Probe Software Users Forum

Hardware => Cameca => Topic started by: Ben Buse on October 08, 2025, 01:09:39 AM

Title: reading CAMECA files without software
Post by: Ben Buse on October 08, 2025, 01:09:39 AM
Hi

Does anyone have a script that will read CAMECA files and export to more useful format, the wavescan files wdsdat and the quant data files.

It seems it will be important going forward as more CAMECA instruments end, being able to access old data, without maintaining old computers.

Ben
Title: Re: reading CAMECA files without software
Post by: sem-geologist on October 08, 2025, 03:04:53 AM
TLDR;
script for export? no
library for reading? yes (it depends, you can read things, but will need to figure out how to export into form which you want)

Their formats are binary where structure is dynamic. A Script - that would be absolutely too simple for such extremely difficult task. I had reverse engineered formats to some extent and defined them using KaitaiStruct: website of the RE tool kaitai.io (https://kaitai.io/);
The repository for the parser description in kataistruct code is here:
https://github.com/sem-geologist/peaksight-binary-parser (https://github.com/sem-geologist/peaksight-binary-parser)

Kaitai struct code can be used to inspect single files in kaitaistruct webide (kind like very advanced hexeditor), but is inpractical on its own. Kaitai struct can be translated into many different programming languages, making a parser library.

To look to some practical usage of such parser made for python, look here:
https://github.com/sem-geologist/HussariX (https://github.com/sem-geologist/HussariX)
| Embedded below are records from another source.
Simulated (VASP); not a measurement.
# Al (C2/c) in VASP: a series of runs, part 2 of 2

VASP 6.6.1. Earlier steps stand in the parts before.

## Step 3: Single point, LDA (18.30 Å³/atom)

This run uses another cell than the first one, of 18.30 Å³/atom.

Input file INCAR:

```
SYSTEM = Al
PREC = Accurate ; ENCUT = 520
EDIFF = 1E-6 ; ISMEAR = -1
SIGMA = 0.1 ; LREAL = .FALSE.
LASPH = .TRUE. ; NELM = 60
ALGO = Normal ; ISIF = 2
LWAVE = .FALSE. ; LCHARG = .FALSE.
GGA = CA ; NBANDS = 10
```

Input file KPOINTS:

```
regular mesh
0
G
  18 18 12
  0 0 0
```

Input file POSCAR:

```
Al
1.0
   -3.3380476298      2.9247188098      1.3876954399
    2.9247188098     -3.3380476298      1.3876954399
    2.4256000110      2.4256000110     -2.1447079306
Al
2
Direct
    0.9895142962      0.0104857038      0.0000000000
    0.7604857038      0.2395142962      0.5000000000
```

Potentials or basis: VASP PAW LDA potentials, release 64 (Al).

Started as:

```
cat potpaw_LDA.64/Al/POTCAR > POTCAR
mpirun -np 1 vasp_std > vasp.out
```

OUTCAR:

BTW, what do you mean the "end"? These instruments are one of the most repairable and upgradable machines on the market.
Title: Re: reading CAMECA files without software
Post by: Ben Buse on October 08, 2025, 07:46:58 AM
Thanks I'll take a look at that. I've just been modifying  https://stackoverflow.com/questions/31410043/hiding-lines-after-showing-a-pyplot-figure (https://stackoverflow.com/questions/31410043/hiding-lines-after-showing-a-pyplot-figure) to plot a folder of exported wavescans (which I'd exported from cameca software), allowing selection of lines from legend,
Title: Re: reading CAMECA files without software
Post by: sem-geologist on October 10, 2025, 12:41:25 AM
Quote from: Ben Buse on October 08, 2025, 07:46:58 AMThanks I'll take a look at that. I've just been modifying  https://stackoverflow.com/questions/31410043/hiding-lines-after-showing-a-pyplot-figure (https://stackoverflow.com/questions/31410043/hiding-lines-after-showing-a-pyplot-figure) to plot a folder of exported wavescans (which I'd exported from cameca software), allowing selection of lines from legend,

I think I get what you try to achieve, and I think HussariX would let you do exactly that straight from the binary files without any export. Let me know, or PM me if you need some more help with setting it up (it, unfortunately, has still no installer, but as You are already familiar with python scripts, setting up the libraries should be not very difficult for you. Every time I get some spare time and can sit down to continue my software work, yet another hardware problem on one of two EPMA or its peripherals appears taking away all my time).
Title: Re: reading CAMECA files without software
Post by: Ben Buse on October 14, 2025, 03:07:10 AM
Ok, I've done the easy part followed your instructions, read the CAMECA wavescan file, and printed the comments for each sample, which works great, now for the hard part, work out how to extract the x and y values, any ideas

dts = parsed_data.content.datasets
# if we want to print list of datasets with its setup name and comments:
for i in dts:
  print(i.header.setup_file_name.text, i.comment.text)
wavescan over beryllium4.wdsSet Beryl sk-2
wavescan over beryllium4.wdsSet Beryl sk-1
wavescan over beryllium4.wdsSet Chrysoberyl
wavescan over beryllium4.wdsSet b7 al2o3
wavescan over beryllium4.wdsSet cstd1 Quartz
wavescan over beryllium4.wdsSet Phenakite
wavescan over beryllium4.wdsSet herderite
wavescan over beryllium4.wdsSet b7 durango apatite
>>> i
<cameca.Cameca.Dataset object at 0x000001C8A6C757E0>
>>> i.__dict__

>>> i.__dict__.keys()
dict_keys(['_io', '_parent', '_root', 'header', 'items', 'comment', 'reserved_0', 'n_extra_wds_stuff', 'extra_wds_stuff', 'has_overview_image', 'polygon_selection', 'overview_image_dataset', 'polygon_selection_type', 'is_video_capture_mode', 'reserved_1', 'reserved_v17', 'image_frames', 'reserved_2', 'overscan_x', 'overscan_y', 'dts_extras_type', 'extras'])
Title: Re: reading CAMECA files without software
Post by: Ben Buse on October 14, 2025, 06:20:12 AM
And here opening up a quant point file

I've found can extract list of elements, but yet to find weight percent values

#prints atomic number of elements
for x in range (0,len(i.items)):
    print(i.items[x].signal_header.element.atomic_number)

This also contains
i.items[1].signal_header.__dict__.keys()
dict_keys(['_io', '_parent', '_root', 'element', 'xray_line', 'order', 'spect_no', '_raw_xtal', 'xtal', 'two_d', 'k', 'reserved_0', 'hv', 'beam_current', 'peak_pos', 'counter_setting'])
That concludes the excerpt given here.